During its review of this information, the Board focused on and analyzed the factors that it deemed relevant, including: the nature, extent and quality of the services to be provided to the New Fund by the Adviser; the Adviser’s personnel and operations; the New Fund’s proposed expense level; the anticipated profitability to the Adviser under the Investment Management Agreement at certain asset levels; “fall-out” benefits to the Adviser and its affiliates (i.e., the ancillary benefits realized by the Adviser and its affiliates from the Adviser’s relationship with the Trust); the effect of asset growth on the New Fund’s expenses; and potential conflicts of interest.
The Trustees also considered benefits that accrue to the Adviser and its affiliates from their relationships with the New Fund. The Trustees also concluded that, other than the services provided by the Adviser and its affiliates pursuant to agreements with the New Fund and the fees to be paid by the New Fund therefor, the New Fund and the Adviser may potentially benefit from their relationship with each other in other ways. The Trustees concluded that the success of the New Fund could attract other business to the Adviser or other Janus Henderson funds, and that the success of the Adviser could enhance the Adviser’s ability to serve the New Fund.
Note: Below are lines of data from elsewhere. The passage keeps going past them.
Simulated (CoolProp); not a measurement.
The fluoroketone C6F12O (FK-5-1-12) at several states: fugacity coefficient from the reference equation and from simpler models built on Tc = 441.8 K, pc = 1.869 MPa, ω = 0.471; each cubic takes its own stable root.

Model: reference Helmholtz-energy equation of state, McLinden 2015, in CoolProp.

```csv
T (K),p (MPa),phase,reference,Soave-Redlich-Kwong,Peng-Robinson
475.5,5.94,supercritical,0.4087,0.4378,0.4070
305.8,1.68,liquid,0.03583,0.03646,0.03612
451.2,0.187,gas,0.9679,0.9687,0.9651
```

The Board, including the Independent Trustees, considered the following in respect of the New Fund:
(a) The nature, extent and quality of services to be provided by the Adviser; personnel and operations of the Adviser.
The Board reviewed the services that the Adviser would provide to the New Fund. In connection with the investment advisory services to be provided by the Adviser, the Board noted the responsibilities that the Adviser would have as the New Fund’s investment adviser, including: the overall supervisory responsibility for the general management and investment of the New Fund’s securities portfolio; providing oversight of the investment performance and processes and compliance with the New Fund’s investment objectives, policies and limitations; the implementation of the investment management program of the New Fund; the management of the day-to-day investment and reinvestment of the assets of the New Fund; determining daily baskets of securities and cash components, and negotiating custom baskets in connection with creation and redemption transactions in the New Fund’s shares; executing portfolio security trades for purchases and redemptions of New Fund shares conducted on a cash basis; the review of brokerage matters; the oversight of general portfolio compliance with relevant law; and the implementation of Board directives as they relate to the New Fund.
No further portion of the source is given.